Director of National Intelligence General Counsel: “Not Can We Classify –But Should We?”
Director of National Intelligence General Counsel Robert S. Litt made some huge Sunshine Week FOIA news yesterday when he announced that classifiers and declassifiers must now ask: “not can we classify –but should we?”
Litt announced this change of secrecy policy at the Collaboration on Government Secrecy Freedom of Information Day at American University Washington College of Law. Litt, who spoke from prepared remarks, lambasted Edward Snowden for his disclosures. He also did not appear to give credence to the argument that using the Foreign Intelligence Surveillance Court to secretly create a domestic telephone metadata dragnet program was bad or illegal policy. He did acknowledge, however, that the culture of secrecy cultivated at the NSA and other intelligence agencies could be potentially harmful to the Intelligence Community’s interests.
Litt’s pledge to continue to declassify technically “properly classified” documents if the harm to national security is outweighed by the public interest is more than just rhetorical window-dressing. If implemented, it would be a serious and beneficial declassification policy change.
(He did not mention issuing a policy directive or memo. Hopefully, he will.)
Currently, if a document is “properly classified” according to a classification guide, declassifiers usually choose to leave it classified –no matter how improper continued classification may be in reality. This applies even to truly “stupid secrets,” such as the Department of Defense’s recent decision to censor the fact that the US removed its nukes from Turkey after the conclusion of the Cuban Missile Crisis.
General Counsel Litt may have wisely realized that this “stupid secrecy” harms the entire US classification regime. If agencies demonstrate that they have so little trust and respect for Americans that they believe the public cannot know how the Cuban Missile Crisis ended, why would Americans trust these same agencies to be the classification gatekeepers of the surveillance establishment?

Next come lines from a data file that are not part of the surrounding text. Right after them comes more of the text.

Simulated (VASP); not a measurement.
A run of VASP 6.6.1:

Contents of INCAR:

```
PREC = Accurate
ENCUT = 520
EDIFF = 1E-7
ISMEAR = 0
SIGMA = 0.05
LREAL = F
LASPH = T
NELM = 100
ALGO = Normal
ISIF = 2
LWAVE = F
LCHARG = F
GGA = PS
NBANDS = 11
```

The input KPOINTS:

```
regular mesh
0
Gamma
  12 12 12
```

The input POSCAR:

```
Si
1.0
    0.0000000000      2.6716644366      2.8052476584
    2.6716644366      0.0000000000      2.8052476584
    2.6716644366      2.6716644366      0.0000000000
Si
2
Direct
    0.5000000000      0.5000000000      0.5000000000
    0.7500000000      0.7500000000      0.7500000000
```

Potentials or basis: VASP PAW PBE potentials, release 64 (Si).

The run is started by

At the symposium, I applauded Litt for this game-changing step and asked him to confirm that the Intelligence Community would indeed use this “harm versus public interest” test to discretionarily declassify historic documents which were officially “properly classified,” but were irrationally classified in reality. Litt replied in the affirmative and cited the authority granted in Executive Order 13526.
The specific line in the Executive Order that gives the potential power to declassify and release “properly classified information” if the public interest outweighs the potential harm to national security is likely 3.1 (d), which states:
“In some exceptional cases, however, the need to protect such information may be outweighed by the public interest in disclosure of the information, and in these cases the information should be declassified. When such questions arise, they shall be referred to the agency head or the senior agency official. That official will determine, as an exercise of discretion, whether the public interest in disclosure outweighs the damage to the national security that might reasonably be expected from disclosure.”
The 3.1 (d) provision to declassify “properly classified secrets” is rarely used. But if General Counsel Litt is serious about embracing the provision to declassify secrets which are officially “properly classified” but in reality no longer must be hidden (See Steve Aftergood for excellent writing on the problems with classification guides and practice), this could be a gigantic step toward fixing the classification system.
Declassification advocates all too painfully know that if Litt’s proposed standard –rather than a declassification as usual mindset— was embraced by the National Declassification Center, it may not have denied an eye-boggling-high 39 percent of the decades-old historic documents which it reviewed.
Litt also revealed another declassification game-changer during his remarks. He stated that declassifiers will now take into account information in the public domain as they decide if information must truly remain classified. Until now, most declassifiers have rejected considering information in the public domain as they make declassification decisions, relying entirely on their often woefully inadequate classification guides. Litt’s instruction to embrace the facts of the real world when making classification and declassification decision is another welcome Sunshine Week pledge.
But not everyone was as pleased with Litt’s commitments as I was. One professional declassifier, speaking as an individual, not a government employee, was quick to slam Litt’s proposals. The declassifier claimed that he did not have the authority to declassify documents which were technically “properly classified” –and did not want it. It, apparently, was just fine with him to keep the Jupiters in Turkey, century-old invisible ink recipes, even Pinochet’s fondness of Pisco Sours, hidden from the public as “national security secrets.”
Unfortunately, General Counsel Litt had left the symposium by this point and was not able to respond to these assertions.
Hopefully Litt was earnest in this pledge to begin asking: “not can we classify –but should we?” If this ethos is embraced, it could be the most critical policy fix to date of the overburdened and undemocratic classification regime in America.